MADISON -- (WTDY) Capitol Police Chief David Erwin announced on Monday that he will start enforcing the new Capitol access rules and that the State Department of Justice will be prosecuting those civil citations instead of the Dane County District Attorney's office. But even though a large crowd gathered defiantly at noon on Tuesday for the daily Solidarity Sing Along, police made no arrests and issued no tickets.
Brandon Barwick with the Solidarity Singers isn't surprised that the Capitol police decided to delay their crackdown.
"They've been threatening a crackdown of sorts for a long time," said Barwick. "With this many people here, I don't really know what they would do in that situation."
Well over 100 people showed up at Tuesday's Solidarity Sing Along after news broke that Chief Erwin was requiring the protest singers to apply for a permit in order to stage their daily sing-along in the rotunda. The new access rules require groups of four or more, as well as anyone with visual displays, to apply for a permit ahead of time. Barwick believes the permit provision is unconstitutional.
"I'm pretty sure the overall consensus is that we don't need a permit, and people feel pretty strongly about that," said Barwick.

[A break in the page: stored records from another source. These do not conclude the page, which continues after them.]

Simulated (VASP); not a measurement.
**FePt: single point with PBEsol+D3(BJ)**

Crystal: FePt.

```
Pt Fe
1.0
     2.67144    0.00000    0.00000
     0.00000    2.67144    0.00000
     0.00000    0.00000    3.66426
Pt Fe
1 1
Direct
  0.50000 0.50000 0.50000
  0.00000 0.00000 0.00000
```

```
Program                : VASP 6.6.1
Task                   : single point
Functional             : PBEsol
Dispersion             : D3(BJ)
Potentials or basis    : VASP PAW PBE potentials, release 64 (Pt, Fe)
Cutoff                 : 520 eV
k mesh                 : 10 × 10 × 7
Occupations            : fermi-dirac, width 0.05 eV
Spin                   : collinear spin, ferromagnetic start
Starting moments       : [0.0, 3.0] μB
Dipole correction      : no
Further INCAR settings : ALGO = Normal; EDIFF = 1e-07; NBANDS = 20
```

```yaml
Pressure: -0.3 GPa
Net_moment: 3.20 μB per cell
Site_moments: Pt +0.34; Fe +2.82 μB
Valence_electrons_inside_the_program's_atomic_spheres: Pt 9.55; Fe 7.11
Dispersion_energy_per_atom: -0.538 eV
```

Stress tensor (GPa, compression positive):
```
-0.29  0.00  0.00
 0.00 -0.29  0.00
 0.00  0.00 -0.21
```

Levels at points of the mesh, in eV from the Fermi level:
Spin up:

Jonathan Rosenbaum, a regular at the Solidarity Sing Along, has researched the history of the Capitol and has found that the rotunda was explicitly designed to stage these kind of citizen protests.
"To suggest that [the Solidarity Sing Along] should be shut down and/or required only for permitted purposes is simply a violation of the spirit and letter of what this rotunda was built for," said Rosenbaum.